Friday Five: Ray Charles

It’s hard to say anything about Ray Charles that hasn’t been said by countless others, countless times, and in countless venues.  For that matter, there’s no shortage of stories related to his life and music, whether online, in books and magazines, or in film.

So I’ll say this: you can not understand popular music without knowing a little bit about Ray Charles. And, for that matter, there’s never a bad time to listen to his music. In a career that spanned more than a half century, he has very few things that don’t deserve more than a listen.

These are five Ray Charles songs that are among my favorites. (My thinking here is to create a list that might serve as a nice introduction to Ray, rather than to his breadth, and so my bias is toward his pre-1960s work. After that, I think he becomes something of an eclectic cover man, reinterpreting country, gospel, and even pop tunes from his distinctive R & B style.)

5. “Come Back Baby” (1954)
This is the B-side to the #2 song on this list. Produced by Jerry Wexler, this music in this song always sounded to me like it dragged behind Ray Charles’ vocals. I suspect that was the point.


4. “The Danger Zone” (1961)
Ray Charles wasn’t a very political singer. Maybe that’s why I like this song so much. Beyond the lyrics, it is a master work of soul.


3. “(Night Time Is) The Right Time” (1958)
This is one of the rhythm and blues songs that evolves over time as a number of blues artists contribute to the tune and/or the lyrics for their own performance. Roosevelt Skyes may be the first recorded version of it (in 1937) but it bears only a bit of similarity to this version by Ray Charles. Charles wasn’t the first to record the song in this version either (Nappy Brown did so a year earlier) but its’ safe to say it put it to bed. (Fellow Gen Xers are likely to now it from this Cosby Show episode.)


2. “I’ve Got A Woman” (1954)
You can build a class around this song. It’s a gospel song (“It Must Be Jesus” by the Southern Tones) which Ray Charles secularized in lyric and sound. He makes it sexy in every single little way. When he does that, he turns it into his first biggest hit (it went to #1 in 1955) and he creates one of the most influential songs in popular music.


1. “What’d I Say” (1959)
Ray Charles improvised this song at a concert in 1958. He recorded it in 1959. The Wurlitzer piano intro, the vocals, the horns, the rhythm section, the background vocals… goodness but this is a piece of work! (It was released as a part 1 and part 2 single; here are both together.)

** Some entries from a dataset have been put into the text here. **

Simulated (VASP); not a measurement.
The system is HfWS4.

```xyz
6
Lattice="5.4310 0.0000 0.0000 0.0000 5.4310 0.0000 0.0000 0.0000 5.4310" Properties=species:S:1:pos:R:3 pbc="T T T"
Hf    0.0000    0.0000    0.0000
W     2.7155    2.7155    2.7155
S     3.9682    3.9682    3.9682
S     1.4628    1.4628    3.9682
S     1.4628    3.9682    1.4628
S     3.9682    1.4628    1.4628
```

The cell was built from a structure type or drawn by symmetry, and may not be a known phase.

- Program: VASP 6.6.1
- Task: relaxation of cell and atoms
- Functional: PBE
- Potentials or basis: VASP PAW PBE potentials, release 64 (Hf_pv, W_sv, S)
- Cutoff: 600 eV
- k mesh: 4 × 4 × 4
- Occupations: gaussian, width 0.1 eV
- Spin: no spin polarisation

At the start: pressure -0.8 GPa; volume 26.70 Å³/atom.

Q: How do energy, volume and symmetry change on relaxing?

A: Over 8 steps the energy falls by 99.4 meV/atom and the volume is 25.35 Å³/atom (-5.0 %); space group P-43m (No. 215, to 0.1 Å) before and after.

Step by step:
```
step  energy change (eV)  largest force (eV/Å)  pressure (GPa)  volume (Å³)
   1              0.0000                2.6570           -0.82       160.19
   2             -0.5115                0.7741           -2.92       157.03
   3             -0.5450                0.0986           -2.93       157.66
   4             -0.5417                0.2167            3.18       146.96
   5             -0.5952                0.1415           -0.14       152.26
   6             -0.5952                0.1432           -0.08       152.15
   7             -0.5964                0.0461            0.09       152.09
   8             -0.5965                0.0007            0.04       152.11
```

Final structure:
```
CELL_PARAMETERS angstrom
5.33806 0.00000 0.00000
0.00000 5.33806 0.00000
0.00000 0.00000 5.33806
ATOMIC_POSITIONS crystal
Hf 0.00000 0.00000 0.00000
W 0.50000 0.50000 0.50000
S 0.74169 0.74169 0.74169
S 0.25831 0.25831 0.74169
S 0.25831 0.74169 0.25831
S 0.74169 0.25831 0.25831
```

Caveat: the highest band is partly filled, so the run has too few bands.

One thought on “Friday Five: Ray Charles

  1. “What’d I Say” is so audacious. It wasn’t the first combination of gospel and blues … it wasn’t even Charles’ first … but in my memory, it had by far the biggest impact. You can hear why some people were outraged while others loved it ecstatically. The creation of the song might be my favorite scene in the Jamie Foxx movie. And when Elvis sings it in Viva Las Vegas, it is ironically Ann Margret who best exudes the overwhelming sexuality of the song.